In the Enlightenment, poets as prominent as Alexander Pope, Edward Young, and Friedrich Klopstock celebrated the idea of a plurality of worlds, while philosophers as famous as Voltaire and Kant championed it. The pioneers of stellar astronomy—Thomas Wright, Immanuel Kant, Johann Lambert, and William Herschel—developed its astronomical implications. There was a paucity of scientific evidence for extraterrestrials, but the argument derived from the principle of plenitude—that God would not waste space by leaving planets uninhabited—created the assumption that probably every planet in our solar system and others was inhabited. Moreover, many intellectuals assumed there were extraterrestrials on the moon, and scientists as prominent as Johann Bode, Roger Boscovich, and William Herschel populated even the sun and stars.

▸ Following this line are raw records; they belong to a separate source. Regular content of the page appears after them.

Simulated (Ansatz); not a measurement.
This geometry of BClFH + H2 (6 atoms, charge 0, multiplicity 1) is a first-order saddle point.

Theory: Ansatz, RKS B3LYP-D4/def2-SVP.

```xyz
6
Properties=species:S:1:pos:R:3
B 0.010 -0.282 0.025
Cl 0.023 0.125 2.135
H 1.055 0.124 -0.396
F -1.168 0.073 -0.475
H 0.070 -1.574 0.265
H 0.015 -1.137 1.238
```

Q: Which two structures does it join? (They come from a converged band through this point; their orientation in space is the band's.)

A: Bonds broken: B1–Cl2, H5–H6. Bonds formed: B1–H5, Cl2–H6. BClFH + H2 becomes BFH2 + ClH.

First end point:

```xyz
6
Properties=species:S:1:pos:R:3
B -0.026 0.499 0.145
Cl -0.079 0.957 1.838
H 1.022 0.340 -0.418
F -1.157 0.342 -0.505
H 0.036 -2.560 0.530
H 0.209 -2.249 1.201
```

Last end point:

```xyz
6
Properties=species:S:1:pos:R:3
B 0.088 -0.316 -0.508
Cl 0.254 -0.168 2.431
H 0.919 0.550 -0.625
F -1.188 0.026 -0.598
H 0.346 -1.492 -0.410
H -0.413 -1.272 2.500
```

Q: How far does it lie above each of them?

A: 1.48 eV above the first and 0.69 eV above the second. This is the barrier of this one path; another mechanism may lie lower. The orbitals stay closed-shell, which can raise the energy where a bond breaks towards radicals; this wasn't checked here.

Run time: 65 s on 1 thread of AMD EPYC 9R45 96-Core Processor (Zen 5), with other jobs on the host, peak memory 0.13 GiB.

As this suggests, theism seemed to present few obstacles for belief in life elsewhere; in fact, it could be used to support it. Nonetheless, tensions did develop, especially after 1793, when Thomas Paine published his Age of Reason. One question was whether the Christian notions of a divine incarnation and redemption on this planet were believable in a universe of vast size and, it seemed, populated by extraterrestrials. In his book, Paine argues that although the existence of intelligent life only on the earth is not a specific Christian doctrine, it is nonetheless “so worked up therewith from … the story of Eve and the apple, and the counterpart of that story—the death of the Son of God, that to believe otherwise … renders the Christian system of faith at once little and ridiculous.” Paine challenges the “strange conceit” that Christ would “come to die in our world because, they say, one man and one woman had eaten an apple! And, on the other hand, are we to suppose that every world in the boundless creation had an Eve, an apple, a serpent, and a redeemer? In this case, … the Son of God … would have nothing else to do than to travel from world to world, in an endless succession of death.”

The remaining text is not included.